HIVE-29413: Avoid code duplication by updating getPartCols method for iceberg tables by ramitg254 · Pull Request #6413 · apache/hive

ramitg254 · 2026-04-07T12:51:34Z

What changes were proposed in this pull request?

added getEffectivePartCols() in most places possible to avoid code duplication.

Why are the changes needed?

getPartCols() does not have support for iceberg tables.

Does this PR introduce any user-facing change?

No

How was this patch tested?

ci tests and local build

deniskuzZ · 2026-04-09T20:12:19Z

@ramitg254 please take a look: 9e7535c. I would suggest following similar approach

ramitg254 · 2026-04-10T05:36:07Z

9e7535c

but here we are creating separate method getEffectivePartCols() and leaving getPartCols() as it is, which as per our discussion on that closed pr we shouldn't do that, and only go ahead with updating getPartCols()

deniskuzZ · 2026-04-10T06:50:49Z

9e7535c

but here we are creating separate method getEffectivePartCols() and leaving getPartCols() as it is, which as per our discussion on that closed pr we shouldn't do that, and only go ahead with updating getPartCols()

Where did I say that? The ask was to keep the original method unchanged. same here

ramitg254 · 2026-04-10T07:08:55Z

oh I got confused due to this comment: #6337 (comment) in which getSupportedPartCols() was just separate method similar to getEffectivePartCols()

ramitg254 · 2026-04-10T07:18:52Z

I am fine with that earlier approach as well but recently I saw this one: https://issues.apache.org/jira/browse/HIVE-29525 so I thought we should have unified getPartCols() and getCols() which gives similar results as native hive tables as first step towards solving this after that those plan logics can be taken care of later on when that ticket will be addressed.
So I was first focussing on making getPartCols() unified for iceberg tables as well.
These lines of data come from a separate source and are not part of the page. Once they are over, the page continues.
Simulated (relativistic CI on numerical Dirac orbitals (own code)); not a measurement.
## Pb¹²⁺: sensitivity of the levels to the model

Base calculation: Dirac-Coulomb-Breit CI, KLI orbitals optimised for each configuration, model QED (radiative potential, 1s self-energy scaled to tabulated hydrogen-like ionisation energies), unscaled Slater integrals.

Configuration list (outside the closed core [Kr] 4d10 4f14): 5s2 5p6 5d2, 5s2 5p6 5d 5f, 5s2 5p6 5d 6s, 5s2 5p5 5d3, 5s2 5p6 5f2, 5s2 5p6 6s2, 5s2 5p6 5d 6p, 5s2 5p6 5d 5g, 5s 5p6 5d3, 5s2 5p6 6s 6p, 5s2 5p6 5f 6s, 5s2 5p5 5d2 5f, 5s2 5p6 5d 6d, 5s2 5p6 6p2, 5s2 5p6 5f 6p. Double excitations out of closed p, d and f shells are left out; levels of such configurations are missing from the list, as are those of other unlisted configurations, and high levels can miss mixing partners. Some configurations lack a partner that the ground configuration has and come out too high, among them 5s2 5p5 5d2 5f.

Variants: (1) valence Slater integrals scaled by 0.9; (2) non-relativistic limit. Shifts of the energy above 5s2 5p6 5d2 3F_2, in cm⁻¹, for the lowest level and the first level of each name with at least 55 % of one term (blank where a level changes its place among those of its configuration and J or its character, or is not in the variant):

please share your thoughts on this idea

deniskuzZ · 2026-04-24T17:16:14Z

    }

-    List<String> partialPvals = MetaStoreUtils.getPvals(tbl.getPartCols(), partialPartSpec);
+    List<String> partialPvals = MetaStoreUtils.getPvals(tbl.getEffectivePartCols(), partialPartSpec);


deniskuzZ · 2026-04-24T17:16:55Z

            if (tbl.getDataLocation() != null) {
              Path partPath = new Path(tbl.getDataLocation(),
-                  Warehouse.makePartName(tbl.getPartCols(),
+                  Warehouse.makePartName(tbl.getEffectivePartCols(),


deniskuzZ · 2026-04-24T17:17:59Z

    ArrayList<ColumnInfo> partitionColumns = new ArrayList<ColumnInfo>();
-    for (FieldSchema part_col : viewTable.getPartCols()) {
-      colName = part_col.getName();
+    for (FieldSchema partCol : viewTable.getEffectivePartCols()) {


why it's needed here?

deniskuzZ · 2026-04-24T17:19:27Z

-    List<String> pvals = new ArrayList<String>();
-    for (FieldSchema field : tbl.getPartCols()) {
+    List<String> pvals = new ArrayList<>();
+    for (FieldSchema field : tbl.getEffectivePartCols()) {


do we have tests for that. non-native use DummyPartition isn't it?

deniskuzZ · 2026-04-24T17:20:40Z

-    List<String> pvals = new ArrayList<String>();
-    for (FieldSchema field : table.getPartCols()) {
+    List<String> pvals = new ArrayList<>();
+    for (FieldSchema field : table.getEffectivePartCols()) {


deniskuzZ · 2026-04-24T17:21:54Z

  /**
   * These fields are all cached fields.  The information comes from tTable.
   */
+  private List<FieldSchema> cachedPartCols;


maybe rename to simply partitionCols since it's not actually a cache?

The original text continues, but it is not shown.